How a migrant rescue boat became a symbol for a divided Europe

After waiting for two days for permission to dock in Lampedusa, Italy, Sea-Watch 3 — a humanitarian boat carrying 40Libyan migrants rescued from a flimsy dinghy in the Mediterranean — finally defied Italy’s orders and entered the port on Saturday. As soon as the vessel docked, the ship’s German captain, Carola Rackete, was arrested and, according to her lawyer, accused of “resisting a war ship” — a charge that carries up to 10 years in prison.

Sea-Watch immediately tweeted a statement from its chairman, Johannes Bayer, which read: “We are proud of our captain, she did exactly the right thing. She upheld the law of the sea and brought people to safety”. Italy’s deputy prime minister and interior minister, the far-right and anti-immigrant Matteo Salvini, responded by calling the vessel’s action an “act of war”. His outrageous statement reflects a growing struggle within Europe over how governments should respond to the influx of migrants undertaking dangerous journeys across the Mediterranean — and also serves a unique political purpose.

This is not the first time that the fate of a migrant rescue vessel became a symbol for a divided Europe. A year ago, the newly established Italian government launched its anti-immigrant enterprise by not allowing another rescue boat, the Aquarius, to head toward Italian land. It is then that Salvini embarked on his “let’s shut the ports” policy. Aquarius’s asylum seekers were hosted by Spain, while last week, five other European countries agreed to take in Sea-Watch’s migrants.

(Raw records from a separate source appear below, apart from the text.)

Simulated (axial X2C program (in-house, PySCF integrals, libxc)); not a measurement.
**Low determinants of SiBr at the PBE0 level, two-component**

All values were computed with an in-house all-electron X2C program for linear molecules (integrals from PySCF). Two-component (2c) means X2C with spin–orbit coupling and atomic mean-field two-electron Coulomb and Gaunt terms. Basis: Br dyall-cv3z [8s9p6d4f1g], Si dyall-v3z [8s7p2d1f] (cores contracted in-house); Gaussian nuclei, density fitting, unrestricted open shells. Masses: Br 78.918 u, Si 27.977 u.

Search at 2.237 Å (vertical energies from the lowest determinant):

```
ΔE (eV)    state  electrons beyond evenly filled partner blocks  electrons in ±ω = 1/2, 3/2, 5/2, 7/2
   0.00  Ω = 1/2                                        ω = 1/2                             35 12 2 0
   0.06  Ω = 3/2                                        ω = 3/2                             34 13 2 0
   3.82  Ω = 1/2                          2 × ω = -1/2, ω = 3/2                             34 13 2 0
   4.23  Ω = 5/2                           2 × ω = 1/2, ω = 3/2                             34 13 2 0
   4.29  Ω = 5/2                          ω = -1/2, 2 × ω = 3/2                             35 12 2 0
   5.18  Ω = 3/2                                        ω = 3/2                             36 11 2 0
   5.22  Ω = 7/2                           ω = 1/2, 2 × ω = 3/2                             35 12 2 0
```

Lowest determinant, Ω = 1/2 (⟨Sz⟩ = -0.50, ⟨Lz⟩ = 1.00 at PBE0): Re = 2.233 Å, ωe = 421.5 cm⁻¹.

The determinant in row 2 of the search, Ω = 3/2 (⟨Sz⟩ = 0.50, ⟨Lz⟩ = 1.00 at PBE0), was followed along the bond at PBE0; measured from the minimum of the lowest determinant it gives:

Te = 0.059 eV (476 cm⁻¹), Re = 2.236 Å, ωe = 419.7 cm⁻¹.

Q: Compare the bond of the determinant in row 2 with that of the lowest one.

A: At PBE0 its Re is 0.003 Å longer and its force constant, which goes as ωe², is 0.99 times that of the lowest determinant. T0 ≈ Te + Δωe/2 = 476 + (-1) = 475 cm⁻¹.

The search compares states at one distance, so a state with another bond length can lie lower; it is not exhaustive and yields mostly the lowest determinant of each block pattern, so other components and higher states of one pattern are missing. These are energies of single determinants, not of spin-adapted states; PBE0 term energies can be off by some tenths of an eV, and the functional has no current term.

But the situation is far from resolved. The case has caused tension between Italy and other European Union member states, including France and Luxembourg, as well as the United Nations and E.U. institutions. Officials from Germany and the Vatican have said that Salvini’s hard-line migration policy essentially criminalizes those saving lives in the Mediterranean.

Meanwhile, another migrant rescue charity has said it is ready to force Italian authorities’ orders and face prison time to save the lives of people escaping conflict, poverty and inhuman conditions in Libya’s detention centers. On Monday, the other Italian deputy prime minister, Luigi Di Maio from the populist Five Star Movement, responded by writing that Italy should seize all humanitarian vessels defying laws. All this could soon bring Italy’s anti-immigrant policies to a head.

Preventing migrants from docking on European coasts or crossing borders has a specific significance. It has become a way for right-wing politicians to challenge the power of international courts, the humanitarian narratives promoted by the Vatican and Pope Francis, the most cosmopolitan features of international organizations and the multicultural values embodied in the progressive and educated liberal elites. This aligns with nationalist calls for the preservation of culturally, ethnically and ideologically homogeneous communities, and is a way to reject a type of modernity. But at the same time, it also distracts citizens from real problems.

In Italy, these issues are grave. It is the third-largest economy in the euro zone but has suffered from recession after recession in the past decade. Unemployment is still an enormous problem, and youth unemployment in particular stands at more than 30 percent. The country has also racked up an incredibly high public debt. The European Commission might soon start take legal action against Italy for its excessive deficit and not respecting spending rules.

Yet politicians found another group to blame for these troubles. “In the last few years, European bureaucrats have damaged the Italian economy”, Salvini declared. He has also repeatedly blamed migrants for Italy’s ills in the past.

Such scapegoating is not a novelty in the history of the far right. The Jewish community was a first target before World War II. Following the mass migrations that came after decolonization, far-right leaders identified a new enemy: the immigrant. In 1968, the conservative Enoch Powell, gave an infamous speech in which he criticized integration and said, “We must be mad, literally mad, as a nation, to be permitting the annual inflow” of migrants. In the 1970s, the National Front, led by former leader Jean-Marie Le Pen, popularized a line that translates to “1 million [French] people unemployed, there are 1 million immigrants too many. France and French citizens come first”.

Today, this rhetoric is popular across Europe — and beyond. Le Pen’s anti-immigrant slogan has found a contemporary equivalent in President Trump’s “America First” policies and Salvini’s “Italy First” propaganda. The horrifying anti-immigrant message of Powell’s speech partly influenced recent Brexit propaganda. And Salvini is just one of many European nationalist politicians, including Hungary’s Viktor Orban and Austria’s Heinz-Christian Strache, that have demonized immigrants for their own political gain.

Salvini’s scapegoating of migrants saved from the sea is part of this struggle for the shape of wealthy, industrialized nations — a social and political struggle that will define future societies as open or closed, and embracing solidarity or dehumanization. Italians should not let him get away with it.

Andrea Mammone is a visiting research fellow in the Robert Schuman Centre for Advanced Studies at the European University Institute and a historian of Europe at Royal Holloway, University of London.